One of the foundational elements of algebra is the distributive property. This property is essential when you're multiplying a single term by a binomial or polynomial. The distributive property states that when you have a multiplication scenario such as \( a(b + c) \), you can distribute the multiplication of \( a \) to each term inside the parentheses, ending up with \( ab + ac \). This might seem abstract at first, so let's consider our given problem: \( (2x - 1)^2 \).

To apply this property, you'd multiply \( 2x \) by \( 2x \) and then \( 2x \) by \( -1 \) separately. Next, you'd do the same with \( -1 \)—multiply it by each term in the second binomial. It looks like this: \( (2x)(2x) + (2x)(-1) + (-1)(2x) + (-1)(-1) \). When working with the distributive property, keep attention to detail—especially with signs—as a slip can lead to incorrect results. After multiplying out the terms, proceed to the next crucial step: combining like terms.

While the distributive property helps you break down the multiplication of terms, polynomial expansion is the process of applying this property over more complex expressions, such as binomials and larger polynomials. For the case of binomial squares—like in our exercise where we have \( (2x - 1)^2 \)—we are essentially multiplying a binomial by itself, which requires polynomial expansion.
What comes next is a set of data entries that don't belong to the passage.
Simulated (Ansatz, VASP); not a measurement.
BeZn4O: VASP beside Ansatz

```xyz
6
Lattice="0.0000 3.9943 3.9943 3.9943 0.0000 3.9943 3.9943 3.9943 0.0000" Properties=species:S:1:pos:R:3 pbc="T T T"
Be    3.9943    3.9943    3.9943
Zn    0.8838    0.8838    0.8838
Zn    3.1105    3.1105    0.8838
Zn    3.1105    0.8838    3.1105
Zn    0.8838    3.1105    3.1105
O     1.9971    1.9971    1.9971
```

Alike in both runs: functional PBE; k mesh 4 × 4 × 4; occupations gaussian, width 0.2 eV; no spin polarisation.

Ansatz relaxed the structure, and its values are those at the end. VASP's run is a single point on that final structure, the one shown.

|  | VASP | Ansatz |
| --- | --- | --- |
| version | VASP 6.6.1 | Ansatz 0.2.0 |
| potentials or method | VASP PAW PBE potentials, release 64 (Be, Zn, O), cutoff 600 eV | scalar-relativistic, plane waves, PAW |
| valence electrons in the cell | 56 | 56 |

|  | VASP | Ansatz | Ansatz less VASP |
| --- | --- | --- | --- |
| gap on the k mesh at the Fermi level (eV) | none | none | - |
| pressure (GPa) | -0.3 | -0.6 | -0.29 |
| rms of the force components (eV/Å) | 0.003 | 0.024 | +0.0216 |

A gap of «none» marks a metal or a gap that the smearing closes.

The formula to remember for the square of a binomial is \( (a - b)^2 = a^2 - 2ab + b^2 \). By using this pattern, you can quickly expand the binomial without having to distribute each term individually; however, understanding that this formula comes from the distributive property helps grasp why it works. Applying this directly to our exercise would look like \( (2x)^2 - 2(2x)(1) + (1)^2 \), ultimately simplifying to \( 4x^2 - 4x + 1 \) as a final expanded form of the binomial square.

Once we have expanded our expression using the distributive property and polynomial expansion, our next task is to simplify the expression. This simplification process combines like terms and rearranges the expression into its simplest form, making it easier to understand and evaluate. Like terms are those that have the exact same variable part, like \( 4x^2 \) and \( 3x^2 \) or \( 2x \) and \( 5x \), while terms like \( 4x^2 \) and \( 2x \) are not alike because they have different exponents.

In our problem, after expanding, we need to combine the terms that are similar, which are the \( -2x \) terms emerging from the distribution. So, we consolidate \( 4x^2 - 2x - 2x + 1 \) into \( 4x^2 - 4x + 1 \). Simplification clarifies the expression's structure, which can make further algebraic operations more straightforward. Always remember to check your work to ensure that no like terms are left uncombined and that the expression is as condensed as it can be.